Fun fact, in the Netflix documentary about the making of Dirty Dancing, I learned that the screenplay was written by Eleanor Bergstein and it just so happens that her family called her baby when she was a teenager. She insists that the screenplay isn't autobiographical. But I think we can all infer that the character of Baby and her feelings and experiences in the film must come from a deeply personal place in Bergstein's memories. Maybe that's why I love the opening so much. As Baby sits in the car a voiceover reads “That was the summer of 1963. When everybody called me baby and it didn't occur to me to mind.” Something about that opening line sounds so authentically naive, almost like an old diary entry.

A lake lift Dirty Dancing, taken from the trailer.

When watching the film with my boyfriend we both agreed that Patrick Swayze was somewhat catering to a female gaze in this film. Now, I'm not sure whose decision that would be, whether it was through the writing or the casting or what the costume designer decided to put him in. But I have to say, it does seem that men don't flock to see this film for Jennifer Grey. But women do flock to see this film for Patrick Swayze. Perhaps that tells us something about who is watching Dirty Dancing and a little about why the film was made. There's some level of female empowerment in that.

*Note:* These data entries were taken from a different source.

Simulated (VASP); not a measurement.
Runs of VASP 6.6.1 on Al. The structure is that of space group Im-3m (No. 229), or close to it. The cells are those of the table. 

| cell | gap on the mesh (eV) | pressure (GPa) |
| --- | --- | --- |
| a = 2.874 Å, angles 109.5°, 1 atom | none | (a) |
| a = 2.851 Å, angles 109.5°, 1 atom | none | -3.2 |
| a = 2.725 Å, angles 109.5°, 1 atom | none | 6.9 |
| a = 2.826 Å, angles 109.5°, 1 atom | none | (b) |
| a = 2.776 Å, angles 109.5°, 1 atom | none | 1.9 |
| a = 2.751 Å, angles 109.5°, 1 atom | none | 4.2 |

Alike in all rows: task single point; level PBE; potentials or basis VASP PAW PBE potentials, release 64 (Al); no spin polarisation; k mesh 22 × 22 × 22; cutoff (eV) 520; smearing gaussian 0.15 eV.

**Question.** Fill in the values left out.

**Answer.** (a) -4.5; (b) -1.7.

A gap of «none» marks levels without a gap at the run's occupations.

There's nothing more disappointing than watching a film and suddenly realizing you're seeing loads of shots of legs and boobs and realising that the film wasn't actually made for you. There is something so profoundly refreshing in watching something that's designed for female voyeurism. For once, I am not being forced to look at women, instead I am able to enjoy looking at men. There are many shots where Baby is just watching Patrick Swayze move across the dance floor and she stares both in awe and desire.

It's especially interesting considering it was made so long ago. I don't think when the film came out it was necessarily spoken about in a way that recognised its strong female gaze. One thing I will say is that after finishing the film, my boyfriend turned to me and went,

“You're always talking about how there aren't films for women.”

And I was like, "what do you mean?"

And he was like, “well, that was a film for women”.

And maybe that's the argument I'm trying to make in this article. I never would have considered Dirty Dancing to be a feminist coming of age masterpiece, but having watched the film so many times now I’m here to tell you that it is. If you’ve ever sat at home on a hot summer’s day and dreamt of the perfect family holiday, this film’s for you. Give those old 80s classics a chance. They’re better than you remember.